Yesterday I got to hear my youngest son play in the District Honors Band. This is his senior year, so it seems like everything he does is the last time. One of the songs was so moving, it had me in tears. Sitting there alone, yet surrounded by so many people, I nearly started sobbing. I am not normally much of a crier; especially not the past five or six years, but lately my emotions have had me all over the place.
I have been trying to figure out what is wrong with me. Why have I been letting my emotions have such control over me? I’m usually very strong and very logical. I’ve also become very adept at turning my emotions off when I need to focus on what needs done and not make rash decisions. A skill I had to learn to protect myself from the overwhelming hurt I went through.
It hit me during this song as I listened with tears rolling down my cheeks, my job is almost done. I know, being a mom is a forever job, but any mom that has reached this point knows what I’m saying. My job will be forever changed in just a few months. Rather than holding on, I’ll have to let go. After two boys and twenty-three years, it will be my job to stand beside rather than in front. I can’t protect him forever; all I can do is hope that everything I have tried to teach him has taken root and he will make wise choices most of the time and learn from the other times.

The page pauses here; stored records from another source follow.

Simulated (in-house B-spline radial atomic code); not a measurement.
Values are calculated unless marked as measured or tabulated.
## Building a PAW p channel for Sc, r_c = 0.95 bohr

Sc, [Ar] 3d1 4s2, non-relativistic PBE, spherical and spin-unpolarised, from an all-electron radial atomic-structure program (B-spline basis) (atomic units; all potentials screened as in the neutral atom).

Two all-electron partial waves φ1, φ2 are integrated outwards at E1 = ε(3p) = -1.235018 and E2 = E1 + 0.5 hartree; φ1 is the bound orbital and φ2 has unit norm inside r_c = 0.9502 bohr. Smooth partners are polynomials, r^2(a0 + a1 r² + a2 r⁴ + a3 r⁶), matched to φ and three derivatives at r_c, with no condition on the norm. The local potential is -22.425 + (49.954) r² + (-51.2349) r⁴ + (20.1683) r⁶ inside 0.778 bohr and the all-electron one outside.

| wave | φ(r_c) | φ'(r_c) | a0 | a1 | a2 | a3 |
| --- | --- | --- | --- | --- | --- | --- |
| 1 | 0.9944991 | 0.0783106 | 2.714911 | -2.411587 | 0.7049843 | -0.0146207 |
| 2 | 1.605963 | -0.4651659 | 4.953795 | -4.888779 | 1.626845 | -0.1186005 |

But this alone is not my issue. I have been preparing myself for this time all school year. So far I have managed to stay tough and enjoy all his “lasts” rather than let sadness take over, but the last few weeks have been so hard for me. I have cried over so many little things and have felt overwhelmed by all my feelings- grief, sorrow, love, loss, and fear. It’s that one, fear, that has me unable to control my tears. This phase in my life is coming to an end, and I still have no idea what the next phase looks like. I don’t know where I’m going to go or what I’m going to do. I am ending a twenty-three-year career with no plan in place. I don’t end anything without a plan in place. I tend to think things through logically and make a plan for the direction I want to go, and for once, I don’t have one. I don’t even know how to make one because I don’t know what I want.
My need to make sure that my life makes sense and that I follow the plan I have made, has so far kept me safe from the immense pain I once felt. It has also kept me from experiencing the relief that can come with letting go of that need to constantly protect myself from hurt.
I do feel like focusing on sensible and rational decisions was a necessary step in my healing and growth. I was starting my life over as a single mom, I needed a plan and I needed to follow it to feel safe. I desperately needed security at that time because my life had been on a roller coaster for so long. My emotions took a backseat long ago so I could be in a place mentally where I felt secure.
But now, those emotions are fighting their way back and what better time than the emotionally charged period of my youngest’s senior year! It’s no wonder I am exhausted and overwhelmed, there is a literal battle going on between the logical side that has been front and center for most of my adult life and my emotional side which wants to experience joy and love and all things that have been held at bay. It wasn’t that I wanted to hold the positive feelings back, that’s just what happens when in protection mode.
I haven’t allowed myself to feel the full gambit of my emotions in years, mainly because I am too scared to let go. I am too afraid to fully commit to all I feel because that almost broke me before. But that stage of my life is over; I am no longer living in distress or fear. Life is good and it’s time to allow myself to do not just what makes sense, but will also bring me joy.
So, as I just keep peeling back the layers of who I am, faults and virtues, I need to allow my feelings to share in the responsibility of my decision making. I still need the security of logic to look at all sides, but I also need to start considering how a decision makes me feel. After all, it’s the joy in moments that we remember, not the rationality of the moment. Just because something is the most logical decision doesn’t necessarily make it the right decision. I may miss out on something beautiful that brings me joy if I focus on only the logic of it, and joy is rare these days.